The Amish have largely remained an enigma to social science researchers, due to a lack of large-scale data. By coding data from directories of Amish in Holmes County, Ohio, and the surrounding areas (which contain information on roughly one in every six Amish in the world), this project provides a new source of data that allows people to explore demographics, occupational shifts, and retention among a significant proportion of the Old Order Amish.

The investigator for this project, Benjamin McKune, was a graduate student at the Pennsylvania State University and a Research Associate at the ARDA. In March 2014, he tragically passed away before he could finish his Ph.D. This dataset contains the data that he collected for his dissertation.

Data File
Cases: 48,710
Variables: 675
Weight Variable: None
Data Collection
Date Collected: 1965, 1973, 1981, 1988, 1996, 2000, 2005, and 2010
Collection Procedures
The data come from directories of the Holmes County Amish (and surrounding areas), volumes of which contain detailed records of births, marriages, and occupations of heads of households, and which are published and sold commercially in the form of county directories.

This project focuses on the Holmes County area of Ohio for several reasons. First, Amish directories of this area contain alphabetical listings of each household and the occupation of each household head, a fact which permits comparisons of occupational types within and between communities. The directories are an especially useful source of occupational data, as they contain the occupations of all live male heads, with less than one percent of the listings containing incomplete information. Second, the directories have been published regularly about every eight years since 1965, thus permitting an examination of occupational shifts for individual Amish men over time, as well as a study of the changing occupational structure of the Holmes County Amish population as a whole. Third, the directories contain data on approximately 85% of all Amish adherents in the Holmes County area, which is home to the largest Amish settlement of all, containing roughly one in every six of the Amish in the world. Fourth, the directoriesí listings of birth dates, marriage dates, parents, and children in each Amish household allow for a multigenerational analysis of occupational shifts.

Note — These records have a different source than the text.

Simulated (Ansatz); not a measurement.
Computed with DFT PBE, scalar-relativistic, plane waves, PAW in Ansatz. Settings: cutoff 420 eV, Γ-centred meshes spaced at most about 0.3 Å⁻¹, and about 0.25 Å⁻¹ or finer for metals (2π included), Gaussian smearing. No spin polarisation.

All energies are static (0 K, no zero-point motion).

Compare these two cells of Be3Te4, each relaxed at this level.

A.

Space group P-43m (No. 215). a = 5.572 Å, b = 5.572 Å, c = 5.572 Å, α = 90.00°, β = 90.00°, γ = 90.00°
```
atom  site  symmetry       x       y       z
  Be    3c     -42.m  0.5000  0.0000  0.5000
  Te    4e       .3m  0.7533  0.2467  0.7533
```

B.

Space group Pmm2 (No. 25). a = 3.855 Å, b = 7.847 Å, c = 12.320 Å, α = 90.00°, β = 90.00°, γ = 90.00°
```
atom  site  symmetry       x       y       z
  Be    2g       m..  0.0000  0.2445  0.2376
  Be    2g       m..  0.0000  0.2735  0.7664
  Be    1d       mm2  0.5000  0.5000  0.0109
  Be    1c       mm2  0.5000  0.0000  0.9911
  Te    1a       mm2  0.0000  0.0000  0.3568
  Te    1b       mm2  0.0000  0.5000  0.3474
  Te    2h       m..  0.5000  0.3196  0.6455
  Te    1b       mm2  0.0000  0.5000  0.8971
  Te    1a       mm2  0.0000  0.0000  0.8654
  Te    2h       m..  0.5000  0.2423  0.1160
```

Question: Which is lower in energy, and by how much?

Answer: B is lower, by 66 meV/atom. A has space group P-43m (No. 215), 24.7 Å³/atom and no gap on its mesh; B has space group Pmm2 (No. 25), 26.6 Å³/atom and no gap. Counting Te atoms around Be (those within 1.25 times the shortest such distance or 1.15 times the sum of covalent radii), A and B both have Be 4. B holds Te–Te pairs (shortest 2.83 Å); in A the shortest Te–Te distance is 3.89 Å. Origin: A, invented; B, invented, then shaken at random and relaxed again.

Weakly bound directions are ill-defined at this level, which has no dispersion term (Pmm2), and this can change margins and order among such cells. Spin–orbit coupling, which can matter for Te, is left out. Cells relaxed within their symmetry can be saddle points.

The investigator used text-recognition software to convert scans of the directories into text. The text-recognition software is only 98% accurate at most, so one in 50 characters on average would be wrong. After the data were checked for errors and fixed, a PHP script was used to convert the raw data into syntax that could be read into a Personal Ancestral File, a genealogical software package. The program recognized duplicates based on: 1) first name, 2) last name, and 3) exact date of birth. Since parents and their children were listed systematically in the directories, it did not take long to match duplicated individuals and create a database that tracked the relationships of the people in the directories.

The database was then exported into Microsoft Excel. Another PHP script was written that converted the addresses into Google Maps queries. The investigator was then able to obtain the latitude and longitude for all Amish households listed in the directory. This geographical information was then transferred to ArcGIS to compute additional variables.
Principal Investigators
Benjamin McKune
Identifying Information
The original dataset contained information that people could use to identify specific Amish individuals and households, like first name, last name, latitude, and longitude. Due to confidentiality concerns, the ARDA has excluded these variables from the dataset.
Outlying Values
Unfortunately, Benjamin McKune did not have the opportunity to clean all of the data before he passed away. The ARDA has recoded some values that were extreme outliers as missing. Scholars should take care when using this dataset to identify other outliers and potentially influential cases.
Church Codes for Children
The final set of variables in this dataset concerns the church codes for Amish individuals' children. The original dataset had variables for every directory year and for up to 20 children. Church codes were only recorded, however, for the first child (every directory year) and for the second child (every directory year except 2005). Those variables that did not contain any church codes have been removed from this dataset.